Friday, May 6, 2011

A look at some of the world's oldest art

It's no gallery, but the art is first rate.
In his 2006 book, The Cave Painters, author Gregory Curtis observes that the first thing everyone seems to notice about the cave paintings of the Paleolithic Era is their beauty. Curtis goes on to point out that cave images focused primarily on animals. For Curtis, this repetitive tendency suggests a brand of art that supported the social order of its time, which happens to have occurred some 32,000 years ago.

If you want to see the beauty (and amazing skill) of these early paintings, you'd do well to check out Werner Herzog's new documentary, Cave of Forgotten Dreams, although you may need to read Curtis' book for a fuller picture of the culture that produced this art. And, yes, I used the word "culture" advisedly.

Granted exclusive access to the Chauvet cave in France, Herzog and a small crew took 3-D cameras into the cave to photograph its paintings. Some of the folks with whom I saw Forgotten Dreams thought the 3-D was well used and that it added to their experience. I have to say that it left me feeling slightly woozy, even though I appreciated the sense of immediacy and presence it provided.

But on to the heart of the matter: The art we see is vibrant, sophisticated and accomplished. Paleolithic artists were able to suggest motion, and to make creative use of undulating cave surfaces. None of the work is marked by the crudeness that might have been ascribed to it by those of us who know little about Paleolithic life.

It's also fascinating to learn that humans did not inhabit the caves, but entered them to draw or to paint and possibly to conduct "religious" rituals. Herzog shows us a rock with a bear skull that has been placed on top of it. We may be looking at an early altar.

Those familiar with Herzog's work in documentaries such as Encounters at the End of the World and Grizzly Man know that he tends to make room for heightened commentary, the kind of observations that allow him to spar with a universe he can find mysterious, indifferent and unyielding. Normally, I go along for almost any journey Herzog takes, but for me Herzog proved the most troublesome feature of Cave of Forgotten Dreams. I'm sure others will have precisely the opposite reaction, but this time I found Herzog's presence distracting.

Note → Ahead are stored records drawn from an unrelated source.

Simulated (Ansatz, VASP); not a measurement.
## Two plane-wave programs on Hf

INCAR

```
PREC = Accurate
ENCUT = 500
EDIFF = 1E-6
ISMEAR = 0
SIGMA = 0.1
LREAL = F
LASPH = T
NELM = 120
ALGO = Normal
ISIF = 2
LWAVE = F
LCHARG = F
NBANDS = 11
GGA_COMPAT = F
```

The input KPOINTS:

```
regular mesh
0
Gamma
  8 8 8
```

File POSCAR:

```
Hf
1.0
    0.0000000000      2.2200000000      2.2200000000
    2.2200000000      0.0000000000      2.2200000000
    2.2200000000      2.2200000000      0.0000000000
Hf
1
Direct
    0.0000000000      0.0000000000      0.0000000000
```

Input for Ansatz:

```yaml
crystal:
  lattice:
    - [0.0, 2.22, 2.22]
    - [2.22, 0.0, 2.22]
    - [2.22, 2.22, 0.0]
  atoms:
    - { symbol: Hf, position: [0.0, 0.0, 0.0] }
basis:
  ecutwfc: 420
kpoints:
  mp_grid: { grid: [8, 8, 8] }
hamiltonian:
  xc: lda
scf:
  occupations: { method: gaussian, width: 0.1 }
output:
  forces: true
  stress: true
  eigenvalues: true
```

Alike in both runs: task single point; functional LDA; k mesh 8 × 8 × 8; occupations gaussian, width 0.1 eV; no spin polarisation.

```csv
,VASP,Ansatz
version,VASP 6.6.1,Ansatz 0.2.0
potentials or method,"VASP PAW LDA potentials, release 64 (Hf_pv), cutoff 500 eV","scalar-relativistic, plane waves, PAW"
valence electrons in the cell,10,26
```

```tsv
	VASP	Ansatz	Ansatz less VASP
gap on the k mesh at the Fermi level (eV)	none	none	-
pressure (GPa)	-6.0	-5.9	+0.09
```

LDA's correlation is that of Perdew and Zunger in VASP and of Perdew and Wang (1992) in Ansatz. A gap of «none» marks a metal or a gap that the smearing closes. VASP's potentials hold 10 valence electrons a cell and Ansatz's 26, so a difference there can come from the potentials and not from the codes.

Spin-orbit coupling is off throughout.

Still, the fact that Herzog's camera has access to sights that none of us could see on our own makes the movie special. And, of course, the paintings are priceless. If you're intrigued by the idea that some of our earliest ancestors were interested in art, music (they played carved flutes) and spirituality, you can't help but be fascinated by what Herzog shows. When he allows his camera to survey the art in silence -- which happily he does -- the movie couldn't be better.

1 comment:

Dan Denerstein said...

Really nice piece. I want to see this, and this should stir me to see Grizzly Man as well.